After the announcement of Young Fathers as the surprise winner of the 2014 Mercury Prize, Sean Hayes takes a look at what it now means for the illustrious award and asks the age-old question, ‘Is the best music always the most popular?’
BACK IN SEPTEMBER, the shortlist for the 2014 Barclaycard Mercury Prize was announced to, what has become almost tradition, much speculation, controversy and criticism. The shortlist made a very deliberate and audible departure from the alternative rock, indie-pop sounds that critics and listeners of previous years had become accustomed to and, ultimately, tired of. Overall, it was widely agreed that the list made for a more inclusive and dynamic selection.
Quintessentially British acts such as George Ezra and Sam Smith who, any other year, would have been dead certs for a nomination didn’t even get a civil nod from the Mercury powers that be. Earlier in the year, the University Observer argued that “even our own James Vincent McMorrow had been left out in the cold without even a beanie to keep him warm.” Indeed, the only already established names to be acknowledged this year were Bombay Bicycle Club and the once loud-mouthed, brash Damon Albarn. (Let’s not forget the “dead albatross” comment.)
Yet the snubs and exclusions which this years list has become noted for opened up some much needed space for seven debut albums and some unexpected genres. Hip-hop was represented by eventual winners Young Fathers while Jungle offered up funk soul to the table. Royal Blood brought the closest thing to hard rock and grunge that Mercury has seen in many years while the growing appeal in electronic experimentation led East India Youth and former bookies favourite, FKA twigs to each get a shot at the title.
Perhaps most bizarrely was the nomination of Kate Tempest, a spoken word artist and rapper whose debut album made waves across the music scene, her style effortlessly blurring the lines and definitions between poetry and music.
FKA twigs and her euphoric combination of pop, hip-hop and experimental electronica fast became the bookies favourite, uniting fans, critics and other established names alike. The 2012 winners, alt-J’s frontman Joe Newman told the University Observer of his admiration for twigs. “I was a big fan of FKA twig’s first album. I always expected her to be a nominee. I think she might win.”
Alas it wasn’t to be when, last night, Young Fathers were crowned as the winners of the 2014 Mercury Prize. The win was largely unexpected for the Scottish threesome. The alternative hip-hop group hardly featured as bookies favourites and neither did they experience the increase in attention and sales which previous Mercury nominees have become accustomed to. Alt-J gained a quite literal wave of momentum, doubling the sales for their debut An Awesome Wave after their win, while a nomination was all that was needed to push Florence + the Machine’s Lungs to the top of the charts in 2010. In stark contrast, Young Fathers’ Dead managed to shift only an additional 561 copies since their nomination in September.

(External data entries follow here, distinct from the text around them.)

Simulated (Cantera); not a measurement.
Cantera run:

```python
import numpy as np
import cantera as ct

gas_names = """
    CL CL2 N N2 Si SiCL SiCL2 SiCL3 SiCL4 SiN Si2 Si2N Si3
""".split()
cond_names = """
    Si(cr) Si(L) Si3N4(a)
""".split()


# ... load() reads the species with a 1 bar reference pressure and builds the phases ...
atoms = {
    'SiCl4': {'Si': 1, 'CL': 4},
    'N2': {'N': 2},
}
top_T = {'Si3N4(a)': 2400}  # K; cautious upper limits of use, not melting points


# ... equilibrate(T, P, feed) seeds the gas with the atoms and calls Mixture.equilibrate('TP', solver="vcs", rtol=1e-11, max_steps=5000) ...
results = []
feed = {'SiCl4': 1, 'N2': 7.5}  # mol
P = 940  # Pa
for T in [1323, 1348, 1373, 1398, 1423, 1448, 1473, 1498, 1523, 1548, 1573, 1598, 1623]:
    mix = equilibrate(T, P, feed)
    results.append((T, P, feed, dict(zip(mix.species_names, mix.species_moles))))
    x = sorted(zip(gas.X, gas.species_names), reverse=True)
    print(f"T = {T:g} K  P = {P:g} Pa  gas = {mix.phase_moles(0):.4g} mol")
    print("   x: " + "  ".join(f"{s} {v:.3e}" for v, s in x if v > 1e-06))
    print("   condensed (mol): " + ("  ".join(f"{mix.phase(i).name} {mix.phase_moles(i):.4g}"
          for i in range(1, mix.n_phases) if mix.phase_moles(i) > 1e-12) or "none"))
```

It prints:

This, however, raises the age-old question, “Is the best music always the most popular?” Award ceremonies such as the Grammys and BRITs have been glowing beacons of industry self-congratulation and glaring examples that the above question is rarely the case. One is filled with an overwhelming reaction of remorse and exasperation at last years Grammy winning, Record of the Year, “Get Lucky”. Remember that one?
But it’s hard to find fault in Young Fathers debut record and their unique sound. Seamlessly mixing influences from their current home, Edinburgh, with their homeland roots in Liberia and Nigeria. The album is wildly innovative. It incorporates catchy melodies, intricate harmonies and electronic experimentation all to the rhythmic pounding of hip-hop beats. It’s an uncontrived piece, rarely feeling forced or deliberately high-brow. Instead, the result is far more natural with the same grounded, take it or leave it attitude that Young Fathers accepted their award with: “Thank you, we love you, we love you all” “We’ll take it in our stride” and “We go out and do what we do.”
It’s hard to tell if Young Fathers won on purely their musical achievement or if their complete obscurity gave them a final helping. Not that it particularly matters either. The Mercury Prize team may have just saved themselves from certain death by awarding Dead the coveted title and shunning their usual contenders. In turn, Young Fathers’ win should see some much needed attention come the groups way and, after one listen to their unusual sound, it’s easy to agree to that it’s completely deserved.